But the two biggest complaints about Walmart in Mexico concern the privileged treatment it has been accorded at all levels of government, and abusive labor practices.
Revelations in the Mexican press show that Walmart has received favored treatment from federal governments starting with that of President Carlos Salinas de Gortari in '91. Walmart has been given tax breaks, the result of which have had it paying a fraction of the taxes paid by some native Mexican enterprises. In this way, Wal- Mart has been able to build an empire of 2,095 stores in Mexico, with new ones opening practically every day.
The labor abuses are shocking, but in line with general labor conditions in Mexico, a country that has enlightened labor laws that are completely vitiated by non-enforcement and weak unions.
A 2005 study by the Project for Economic, Social, and Cultural Rights revealed violations of the rights of women workers, similar to those of which Walmart operations in the U.S. have been accused.
In every Walmart operation in Mexico, one finds that baggers and the people who watch the cars in the parking lot are minor children, none more than 16 years of age. These young people are "volunteers" who receive neither pay nor benefits, and have no enforceable labor rights. They survive entirely on tips.
Enrique Bonilla Rodriguez, coordinator of the organization "Frente Nacional Contra Walmart" (National Front Against Walmart) calculates that around 30 percent of the total labor force of Walmart in Mexico is working for tips and without wages or benefits. Further, he accuses Walmart of making these "volunteer" workers kick back big chunks of the money they get from tips to the company. His organization calculates that this represents an extra savings in labor costs to Walmart of about $85 million since 2006.

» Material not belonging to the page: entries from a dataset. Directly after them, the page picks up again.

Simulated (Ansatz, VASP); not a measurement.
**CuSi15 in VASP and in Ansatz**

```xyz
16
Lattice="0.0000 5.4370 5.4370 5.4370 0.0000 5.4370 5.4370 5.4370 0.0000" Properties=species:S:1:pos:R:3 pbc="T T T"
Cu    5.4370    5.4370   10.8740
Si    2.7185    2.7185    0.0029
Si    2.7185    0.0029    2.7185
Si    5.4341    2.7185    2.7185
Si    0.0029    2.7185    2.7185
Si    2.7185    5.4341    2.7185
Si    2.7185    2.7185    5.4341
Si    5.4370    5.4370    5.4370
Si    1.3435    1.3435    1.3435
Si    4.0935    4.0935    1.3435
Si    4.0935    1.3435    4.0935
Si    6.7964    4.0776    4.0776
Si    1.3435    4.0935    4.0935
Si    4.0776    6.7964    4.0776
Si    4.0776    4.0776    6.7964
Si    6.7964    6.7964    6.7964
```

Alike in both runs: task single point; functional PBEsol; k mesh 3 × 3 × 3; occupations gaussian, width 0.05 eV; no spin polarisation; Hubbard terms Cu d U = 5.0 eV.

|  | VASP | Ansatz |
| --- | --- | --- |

Walmart's Mexican subsidiary, WalMex, justifies this by pointing at the low prices it is able to pass on to consumers.
Another accusation is that Walmart in Mexico keeps its labor costs down by having rival corrupt unions bid against each other for the right to provide workers to the company. As in many other Mexican enterprises, employees who object to this setup risk ending up in the street. The Mexican government contributes to this state of affairs by making sure that independent unions, which really stand up for the workers, are repressed.
When this story broke, the government of right-wing President Felipe Calderon, of the National Action Party (PAN), stated that it did not plan to even investigate the situation because any bribes that had been paid had gone to state and local, and not federal officials. This brought howls of derision from the opposition, so the latest news is that the Mexican government says it has asked the U.S. government for any information the latter may have about the involvement of Mexican federal officials in the bribery.
This is an election year in Mexico and the PAN's presidential candidate, Josefina Vazquez Mota, is badly trailing the candidate of the formerly ruling Revolutionary Institutional Party, PRI, Enrique Peña Nieto. The candidate of the left, former Mexico City Mayor Andres Manuel Lopez Obrador, is currently vying with Vazquez Mota for second place.
The main issues in the election, besides economic basics, include Calderon's failed drug war, which, by putting the army into the streets, has not stopped the depredations of the feared cartels, but has helped to drive the death toll up to 50,000 people.
The Walmart story began on the PRI's watch but the bribery documented by the New York Times took place during the PAN administration of Vicente Fox. So if this story continues in the headlines, it is bad news for the governing party.